Deal Reached on N.C. Bathroom Law That Expands Transgender Protections

by | October 19, 2017

By Anne Blythe And Abbie Bennett

Gov. Roy Cooper said Wednesday there is a possible path to resolve a lawsuit that originated as a challenge to North Carolina's controversial House Bill 2.

The lawsuit had been updated after legislators passed and the Democratic governor signed a law replacing HB2, commonly referred to as the "bathroom bill."

Cooper and Cabinet secretaries who were defendants in the lawsuit joined with challengers and state Attorney General Josh Stein to submit a proposed order to the U.S. District Court in Greensboro.

"If approved by a judge, the settlement would resolve a lawsuit that challenged provisions in House Bill 142, which replaced House Bill 2," Cooper said in a news release Wednesday.

The proposed order says that under House Bill 142, "transgender people are not prevented from the use of public facilities in accordance with their gender identity."

"For too many reasons, it is not in our state's best interest to remain in drawn-out court battles that still linger because of HB2," Cooper said. "As a state, we need to work together to make North Carolina more welcoming, and I am pleased that we could come together with the other party in this case to show that we agree."
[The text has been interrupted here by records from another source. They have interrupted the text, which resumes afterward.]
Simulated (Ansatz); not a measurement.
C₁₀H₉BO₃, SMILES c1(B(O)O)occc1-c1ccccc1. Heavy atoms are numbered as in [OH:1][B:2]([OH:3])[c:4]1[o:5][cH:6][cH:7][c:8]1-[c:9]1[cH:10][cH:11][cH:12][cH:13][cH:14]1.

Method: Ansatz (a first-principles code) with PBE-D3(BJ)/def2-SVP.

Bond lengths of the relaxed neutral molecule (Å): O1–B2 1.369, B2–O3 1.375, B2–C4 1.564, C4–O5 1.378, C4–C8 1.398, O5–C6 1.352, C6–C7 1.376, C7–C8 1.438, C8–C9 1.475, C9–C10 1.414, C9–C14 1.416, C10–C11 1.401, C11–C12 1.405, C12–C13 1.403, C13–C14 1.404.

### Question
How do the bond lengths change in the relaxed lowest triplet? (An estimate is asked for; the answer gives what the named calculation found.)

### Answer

The executive branch defendants named in the lawsuit "inherited from the previous administration," according to Cooper's statement, include: Department of Administration Secretary Machelle Sanders, Department of Health and Human Services Secretary Mandy Cohen, and Department of Transportation Secretary Jim Trogdon, all of whom are included with the plaintiffs on the consent decree.

UNC supports dismissal

The University of North Carolina system, which was named as a defendant in the suit, was not part of the settlement agreement. The challengers, most of whom worked at or attended schools in the UNC system, contended that HB@ and its replacement violated Title IX, a federal law that bars gender discrimination and harassment in educational settings.

Though attorneys for UNC have asked that the system be dropped from the case, saying administrators were not enforcing either law on the campus nor did they have anything to do with their passage, challengers have argued against that.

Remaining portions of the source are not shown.